One interviewee described how, as a boy in the '70s, he had been violently abused by his father, but he channeled his rage into a gig guarding a local DJ’s equipment. That boy became DJ Disco Wiz, a pioneering Latino DJ.

While the Fordham faculty and students conducted interviews with community partners, Derrick collected archival material for the Historical Society.

He eventually obtained the papers of The Bronx’s first black city councilman, copies of one of the borough’s earliest black newspapers and hundreds of boxes of records from two influential civic groups that helped rebuild a burned-out Bronx.

Derrick, a white north Bronx native, said those documents and the oral histories helped him understand that most South Bronx residents felt the same way as he and his neighbors during the dark days of drugs and decay.

“They were middle-class people who were wondering what the hell was going on and what they could do about it,” he said.

The project now includes more than 300 oral histories, in addition to the reams of historical documents. Researchers from across the region and as far away as California have visited the Historical Society to access them, said Derrick, who is now retired from his post.

Naison, who praised the support of Fordham alumni and administrators for the project, is planning a book based on the 1930s through '60s oral histories. He has also trained Bronx schoolteachers on how to craft their own community history projects.

Recently, the project researchers have homed in on the West African immigrants who began settling in the borough in large numbers about 15 years ago and now constitute the largest African population in the Americas, Naison said.

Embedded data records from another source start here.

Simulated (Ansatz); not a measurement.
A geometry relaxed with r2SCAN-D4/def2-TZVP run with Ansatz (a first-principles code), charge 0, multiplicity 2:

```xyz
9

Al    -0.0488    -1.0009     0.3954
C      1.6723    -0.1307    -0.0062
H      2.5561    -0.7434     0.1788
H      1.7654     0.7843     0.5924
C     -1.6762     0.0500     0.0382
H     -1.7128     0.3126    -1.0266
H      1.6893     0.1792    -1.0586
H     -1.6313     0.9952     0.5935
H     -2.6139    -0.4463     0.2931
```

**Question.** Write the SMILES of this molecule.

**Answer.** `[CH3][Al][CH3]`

But whether the tales are told by recent Ghanaian immigrants, jazz-loving old-timers, or even Chris Hayes, the cable news host and Bronx native whose oral history was recently recorded, all shed light on the variety and vivacity of life in The Bronx, said the project’s research director, Oneka LaBennett, a Fordham professor of African and African-American Studies.

“I’ve heard stories that were tragic, triumphant and inspirational,” LaBennett said, “but not a single one that was dull.”

The project’s anniversary conference begins April 6 at 8:30 a.m. at the Keating 1 Lecture Hall at Fordham University. The concert, film screening and dance party begin at 5:30 p.m. at the McGinley Student Center.